Okay, so this is probably something I shouldn't put on here, but we've committed to transparency, so here goes.
Someone kicked in the front doors of 3 of our houses on York Street, ones that are under construction. And they didn't really get anything of value - there isn't anything, not yet at least - no copper, no fixtures, just studs and windows and a floor and a roof. But they did ruin all 3 doors, and make a lot of repair work, and, more importantly, remind me that, just because we are working hard to do good things in the neighborhood, that doesn't mean that that work will instantly be effective, or that that even commands a modicum of respect or sanctity.
Those red clay footprints on each of the white doors reminds me of that each time I walk past, like taking me down a peg, putting me in my helpless place to a certain extent. And a small little vengeful part of me wants them locked up, the person who stooped to this deed. And I understand they have been - locked up, that is. But the majority of me knows that there were reasons for doing it, namely addiction, a reason that I can't even fathom the power of, to make people bury their lives in a deep deep hole in the service of pursuing that next high, however fleeting. I know that locking them up will do no lasting good - jail is damaging in a permanent way, to the psyche and the future after jail. Treatment and recovery is a long and hard road even when you have support, and, as I'm learning by increments, to have a criminal record is to have innumerable hurdles and barriers laid across the path of living your life ever after. It's much harder to get a job. Much harder to get an apartment. And not having an address means you can't get a drivers license. It's hard to get healthcare. You can't even vote. And on and on. And jail is expensive - tens of thousands of dollars per year - to lock someone away, to squander a life in punishment.
And so when I think about that someone with the red-clay muddied shoe that kicked open those doors in the middle of a dark night, it makes me more sad than anything, to think about the despair in that decision, and I hope that help is something we can offer. It is easy to think about it in terms of us and them, good and bad, welcome and unwelcome, in and out, but the reality is that we are all not nearly as far away from that despair as we might like to tell ourselves. And to fortify our homes and our hearts against this idea of "them" is to draw a line in the sand if only to console our souls to an absolute we may not want to question.
So the question that keeps coming up in my mind, as that footprint stares me in my mind's eye, is this: How can we help? And all I can come up with, as I'm not a social worker, drug counselor, police officer, or anything actually useful to the situation, is this: We can just keep trying. Try to set an example of hope in the face of that despair, hope in the form of opportunity, of options, of access and awareness. Opportunity in having a way to support yourself in this community - start a business, work from home, work for someone who is starting a business here. Options in housing, in transportation, in employment, in community involvement. Access to the information that is out there if you know where to look - we can show you. Awareness that your voice matters, that your opinion matters, that yours is as important as any other voice.
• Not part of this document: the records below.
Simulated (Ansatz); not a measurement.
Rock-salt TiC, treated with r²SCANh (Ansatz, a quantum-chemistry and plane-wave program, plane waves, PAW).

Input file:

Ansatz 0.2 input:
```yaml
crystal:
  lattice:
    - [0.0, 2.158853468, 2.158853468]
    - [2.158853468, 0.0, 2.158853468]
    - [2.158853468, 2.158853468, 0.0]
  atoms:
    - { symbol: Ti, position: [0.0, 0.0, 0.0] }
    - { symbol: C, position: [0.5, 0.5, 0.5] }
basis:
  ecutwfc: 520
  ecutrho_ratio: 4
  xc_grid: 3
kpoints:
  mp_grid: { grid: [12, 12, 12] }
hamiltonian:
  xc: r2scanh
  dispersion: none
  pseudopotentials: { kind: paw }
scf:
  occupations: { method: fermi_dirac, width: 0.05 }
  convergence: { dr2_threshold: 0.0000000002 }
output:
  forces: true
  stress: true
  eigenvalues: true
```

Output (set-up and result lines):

I did not intend for this to be preachy - that's the last thing that the person that left that footprint needs - to be preached at, in any way shape or form. I did just want to meditate on that image in my head, that disembodied footprint that symbolizes both a breach of trust and property as well as a ruddy call for us to redouble our efforts, and be grateful for both the reminder and all of the good people around us who also want to help. To err is human. To forgive, well, it's just right.